Jesus Will Come Again. We Don’t Know When. Do His Will Now.

Jesus Will Come Again. We Don’t Know When. Do His Will Now. 2025-10-06T16:06:58-06:00

Lightning. Source, Wikimedia Commons, by NOAA Weather Service. Public Domain

But about that day or hour no one knows, not even the angels in heaven, nor the Son, but only the Father. Jesus Christ 

Matthew 24:36

Evidently, Jesus was supposed to come again a  couple of weeks ago. The due date was Tuesday, September 23, 2025.

I wasn’t aware of this until late on the evening of September 22, when a family member told me that another family member was unavailable to help with a small family crisis because they thought that “Jesus was coming again.”

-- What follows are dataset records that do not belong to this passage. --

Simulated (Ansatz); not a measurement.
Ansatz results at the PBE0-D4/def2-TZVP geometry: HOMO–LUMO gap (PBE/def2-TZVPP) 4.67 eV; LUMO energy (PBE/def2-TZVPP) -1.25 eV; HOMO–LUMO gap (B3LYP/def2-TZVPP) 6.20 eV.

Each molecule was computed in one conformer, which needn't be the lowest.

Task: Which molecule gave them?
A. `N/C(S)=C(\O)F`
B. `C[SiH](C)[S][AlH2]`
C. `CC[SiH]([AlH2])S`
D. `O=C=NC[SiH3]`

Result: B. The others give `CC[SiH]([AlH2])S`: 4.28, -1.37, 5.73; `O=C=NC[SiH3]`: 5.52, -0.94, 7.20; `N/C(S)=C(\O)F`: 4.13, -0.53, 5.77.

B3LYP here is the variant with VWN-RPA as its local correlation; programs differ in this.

Even then, I had no idea what this was about. I went ahead and dealt with the situation at hand. Then, later, I asked one of my sons about it. Evidently, a preacher from South Africa had predicted that Jesus would come again on September 23, 2025, and quite a number of people, including my relative, believed it.

I’m writing about this now because I have a couple of things I’d like to say. 

First of all, people have been running these traps for 2,000 years. Here’s a tiny sampling of the many such predictions. 

Way back in 200 AD, Hippolytus of Rome predicted that Jesus would return in the year 500 AD. 

In the 19th century, a Baptist preacher named William Miller predicted that Jesus would come again during the year 1843. When that didn’t happen, a follower of his (evidently, quite a lot of people believed Miller’s prediction) recalculated the date and announced that Christ would come again on October 12, 1844. When Jesus didn’t show up, the non-event became known as “the great disappointment.” 

The founder of Jehovah’s Witness, Charles Taze Russell, predicted Jesus would come again in 1874. His successor, Joseph Rutherford, predicted that Jesus would return in 1914, 1918 and 1925.

Hal Lindsey wrote a bestselling book, The Late Great Planet Earth, which suggested that Jesus would come again very soon, probably in the 1980s.  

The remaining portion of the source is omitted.